To that end, he suggested, they must continue to develop their media activities, including the website, http://www.nizgar.ru, and hard-copy publication, “Al Hayat;” develop ties with closely related Turkic and Muslim nationalities, and work toward placing their own members in the regional legislature and even the Russian Duma.
To the extent they do so, Idrisov said, they will be in a position to defend members of their community from attacks by skinheads and from the indifference or hostility of local and regional officials. And they will be able to restore the position Azeris, then known as the Tatars of the Caucasus, had in the Middle Volga a century ago
The meeting approved a draft resolution (http://www.islamnn.ru/modules.php?name=News&file=article&sid=1641) that echoed all of Idrisov’s suggestions, but unfortunately, the media so far has given little attention either to that document or even to the meeting of the Nizhniy Azerbaijanis last week.
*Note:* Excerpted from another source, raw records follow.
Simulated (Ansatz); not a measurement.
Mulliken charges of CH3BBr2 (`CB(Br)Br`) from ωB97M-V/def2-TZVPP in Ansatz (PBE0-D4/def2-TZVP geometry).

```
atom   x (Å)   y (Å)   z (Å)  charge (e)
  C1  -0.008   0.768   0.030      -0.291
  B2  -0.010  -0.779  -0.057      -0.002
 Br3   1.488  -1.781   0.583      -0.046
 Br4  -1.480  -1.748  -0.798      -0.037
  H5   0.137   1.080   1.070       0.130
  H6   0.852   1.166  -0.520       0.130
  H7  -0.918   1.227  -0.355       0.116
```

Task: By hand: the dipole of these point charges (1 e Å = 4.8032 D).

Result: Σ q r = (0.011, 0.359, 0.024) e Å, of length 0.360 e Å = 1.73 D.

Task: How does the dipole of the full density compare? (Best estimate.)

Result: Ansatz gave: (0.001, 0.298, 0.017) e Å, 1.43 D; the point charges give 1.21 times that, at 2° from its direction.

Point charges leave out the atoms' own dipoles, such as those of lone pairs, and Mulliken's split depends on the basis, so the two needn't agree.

That lack of coverage has already led some Azerbaijani activists to comment publicly that some Russian official “from above” had given the order to ignore what they are doing (http://www.islamnn.ru/modules.php?name=News&file=article&sid=1649). But even those Azerbaijanis who think that remain upbeat about the future.
On the one hand, they say, President Vladimir Putin has repeated committed himself to the idea that the Russian Federation is a “multi-national” and not ethnically unitarian state, a view that the Azerbaijanis hope will trump the very different beliefs of lower-ranking Russian officials.
And on the other, they note, the Tatars, a category that includes both those from the Caucasus and those from the Middle Volga, have traditionally “conducted the ‘Eastern diplomacy’” of the Russian state, something no current or future Russian government can afford to ignore.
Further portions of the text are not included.